None of this is a problem in the sense that the original games are lost to time, but Nvidia is RTX-washing these old games to make something, anything that its next-gen graphics cards can sink their teeth into. It’s taking the most beloved of childhood memories and hoping that a nostalgia drip and a fresh coat of Captain Phasma suit paint will be enough to sway gamers to buy something that’s otherwise pretty redundant.
Realism isn’t always better
Ray tracing in games can look beautiful, I won’t argue with that. But it doesn’t always look better. Take the haphazard way it was implemented in Hitman 3. While the lighting there looks more realistic, it often loses the cinematic feel of the original game’s baked-in lighting. It sacrifices that developer intention in exchange for an (RTX) badge of realism, which nobody really asked for.
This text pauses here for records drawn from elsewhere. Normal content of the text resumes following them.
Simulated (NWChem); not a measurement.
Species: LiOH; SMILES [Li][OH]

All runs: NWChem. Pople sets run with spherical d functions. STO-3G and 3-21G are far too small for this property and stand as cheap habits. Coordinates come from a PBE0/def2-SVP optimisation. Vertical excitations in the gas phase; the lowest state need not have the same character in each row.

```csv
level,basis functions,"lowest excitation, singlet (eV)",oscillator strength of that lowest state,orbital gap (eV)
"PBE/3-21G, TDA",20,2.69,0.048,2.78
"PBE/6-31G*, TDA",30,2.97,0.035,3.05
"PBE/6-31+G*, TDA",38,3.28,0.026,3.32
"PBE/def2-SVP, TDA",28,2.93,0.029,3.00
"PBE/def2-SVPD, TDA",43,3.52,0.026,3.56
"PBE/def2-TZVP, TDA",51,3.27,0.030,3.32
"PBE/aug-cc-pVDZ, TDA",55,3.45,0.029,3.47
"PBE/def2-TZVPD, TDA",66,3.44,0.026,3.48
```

It’s the same way Lord of the Rings fans felt when getting their first glimpse of the high frame rate Hobbit movies. What was supposed to make them look and feel more realistic just made them look like soap operas. In a quest for greater fidelity, we lost the magic of what makes movies an escapist experience.
Nvidia is doing the same thing, and charging far more than a movie ticket for the “privilege.”
Not only do you have to pay out at least $900 for an RTX 4000 graphics card, but you lose so much of what made the original Portal great. Along with the disused coldness of the facility, Portal RTX also sacrifices some of the little lighting cues that would subtlety let you know where to place your portals. No need for those when we have realistic ray tracing. The checkerboard floor textures that hinted at the kind of high-speed maneuver you needed to do are gone too. The new (reflective) glass texture on the floor buttons makes them almost invisible in dark scenes, hindering puzzle progression.
Is all of that worth sacrificing for a game that has a more photorealistic look at first glance? For fans of the original game, it’s a resounding no.
But Portal RTX isn’t the kind of showcase that’s going to convince anyone, Portal fans or not.
Leave remix to the modders
It’s quite possible that Nvidia built Portal RTX to test out its RTX Remix tool and just decided to release it because it was kind of cool. Which it is, with all the aforementioned caveats considered. As a modding tool, RTX Remix is really exciting, and modders who respect the original game design choices are going to do some amazing work over the coming years to reinvent and revitalize some classics.
But without any flagship games to showcase it’s capabilities, Nvidia pitched Portal RTX as one of the main reasons to buy an RTX 4090. It showed it off in its vague performance graphs as an indicator of just how good the next-generation graphics cards were.
Considering our conclusion is that the RTX 4090 is a giant waste of money, I don’t think it succeeded.
But ray tracing still has heaps of potential. Games made with ray tracing in mind really do look stunning. Upcoming games like Plague Tale: Requiem would have been a good showcase of what the RTX 4000 cards can do. So where was it? S.T.A.L.K.E.R. 2 is coming next year. That’s got fancy ray traced lighting. Maybe that will be worth upgrading to an RTX 4000 GPU for. Maybe that could have been a good showcase.
But instead we got Portal RTX, and a version of Cyberpunk that can’t run on even the latest hardware unless DLSS makes up frames for it. It was a poor showing, and really highlights the strange position Nvidia is in, where it’s making hardware to add something to games that most people just aren’t sold on yet. Clearly, that’s at least partly because Nvidia hasn’t figured out how to sell it yet, either — espite it having had years to figure this out.
Portal RTX looks amazing, but Portal isn’t supposed to look amazing. Minecraft RTX looks gorgeous, but Minecraft’s not supposed to look like that either. Give us a playable Racer RTX. Until we get some actual new games, the RTX 4090 is going to continue feeling like a waste of power.